More on How the FISC Justifies the Legality of Requiring Telephone Providers to Turn Over Entire Databases of Metadata

A month ago, on the day that The Guardian released the FISC order requiring Verizon to turn over all of its telephone metadata, I wrote:

If the order is what it appears to be, then the order points to a problem in Section 1861 that has not been appreciated. Section 1861 says that the “things” that are collected must be relevant to a national security investigation or threat assessment, but it says nothing about the scope of the things obtained. When dealing with a physical object, we naturally treat relevance on an object-by-object basis. Sets of records are different. If Verizon has a database containing records of billions of phone calls made by millions of customers, is that database a single thing, millions of things, or billions of things? Is relevance measured by each record, each customer, or the relevance of the entire database as a whole? If the entire massive database has a single record that is relevant, does that make the entire database relevant, too? The statute doesn’t directly answer that, it seems to me. But certainly it’s surprising — and troubling — if the Section 1861 relevance standard is being interpreted at the database-by-database level.

In today’s Wall Street Journal, Jennifer Valentino-DeVries and Siobhan Gorman have an article, Secret Court’s Redefinition of ‘Relevant’ Empowered Vast NSA Data-Gathering, shedding light on the underlying FISC opinion:

The National Security Agency’s ability to gather phone data on millions of Americans hinges on the secret redefinition of the word “relevant.”

. . . In classified orders starting in the mid-2000s, the [FISC] accepted that “relevant” could be broadened to permit an entire database of records on millions of people, in contrast to a more conservative interpretation widely applied in criminal cases, in which only some of those records would likely be allowed, according to people familiar with the ruling.

. . . The court’s interpretation of the word enabled the government, under the Patriot Act, to collect the phone records of the majority of Americans, including phone numbers people dialed and where they were calling from, as part of a continuing investigation into international terrorism.

“Relevant” has long been a broad standard, but the way the court is interpreting it, to mean, in effect, “everything,” is new, says Mark Eckenwiler, a senior counsel at Perkins Coie LLP who, until December, was the Justice Department’s primary authority on federal criminal surveillance law.

“I think it’s a stretch” of previous federal legal interpretations, says Mr. Eckenwiler, who hasn’t seen the secret ruling. If a federal attorney “served a grand-jury subpoena for such a broad class of records in a criminal investigation, he or she would be laughed out of court.”
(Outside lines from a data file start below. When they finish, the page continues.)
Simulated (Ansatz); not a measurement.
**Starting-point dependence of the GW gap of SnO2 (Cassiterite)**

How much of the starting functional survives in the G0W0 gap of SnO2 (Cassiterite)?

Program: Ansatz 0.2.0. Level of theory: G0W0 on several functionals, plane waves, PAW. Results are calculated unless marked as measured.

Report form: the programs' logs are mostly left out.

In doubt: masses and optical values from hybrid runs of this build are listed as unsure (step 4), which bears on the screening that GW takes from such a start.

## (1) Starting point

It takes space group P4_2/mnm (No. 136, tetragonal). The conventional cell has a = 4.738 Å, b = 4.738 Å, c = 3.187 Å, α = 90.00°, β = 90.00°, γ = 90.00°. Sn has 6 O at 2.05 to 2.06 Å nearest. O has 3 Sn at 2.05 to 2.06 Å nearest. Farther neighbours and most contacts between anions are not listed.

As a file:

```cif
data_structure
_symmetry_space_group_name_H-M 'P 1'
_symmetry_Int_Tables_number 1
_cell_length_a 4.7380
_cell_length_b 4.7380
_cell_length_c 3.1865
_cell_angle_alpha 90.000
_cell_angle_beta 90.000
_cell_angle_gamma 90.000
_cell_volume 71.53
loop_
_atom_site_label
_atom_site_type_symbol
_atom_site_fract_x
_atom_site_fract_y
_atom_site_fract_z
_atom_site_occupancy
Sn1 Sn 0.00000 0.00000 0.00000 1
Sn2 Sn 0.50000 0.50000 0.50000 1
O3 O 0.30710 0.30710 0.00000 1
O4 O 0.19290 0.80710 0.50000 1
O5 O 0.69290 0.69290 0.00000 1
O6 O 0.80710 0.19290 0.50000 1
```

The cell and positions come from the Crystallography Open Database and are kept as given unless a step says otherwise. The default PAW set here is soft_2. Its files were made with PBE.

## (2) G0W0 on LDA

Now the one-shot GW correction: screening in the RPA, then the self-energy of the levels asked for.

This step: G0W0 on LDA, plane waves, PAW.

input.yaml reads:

Two senators on the Intelligence Committee, Ron Wyden (D., Ore.) and Mark Udall (D., Colo.), have argued repeatedly that there was a “secret interpretation” of the Patriot Act. The senators’ offices tell the Journal that this new interpretation of the word “relevant” is what they meant.

. . .
Under the Patriot Act, the Federal Bureau of Investigation can require businesses to hand over “tangible things,” including “records,” as long as the FBI shows it is reasonable to believe the things are “relevant to an authorized investigation” into international terrorism or foreign intelligence activities.

The history of the word “relevant” is key to understanding that passage. The Supreme Court in 1991 said things are “relevant” if there is a “reasonable possibility” that they will produce information related to the subject of the investigation. In criminal cases, courts previously have found that very large sets of information didn’t meet the relevance standard because significant portions—innocent people’s information—wouldn’t be pertinent.

But the Foreign Intelligence Surveillance Court, FISC, has developed separate precedents, centered on the idea that investigations to prevent national-security threats are different from ordinary criminal cases. The court’s rulings on such matters are classified and almost impossible to challenge because of the secret nature of the proceedings. According to the court, the special nature of national-security and terrorism-prevention cases means “relevant” can have a broader meaning for those investigations, say people familiar with the rulings.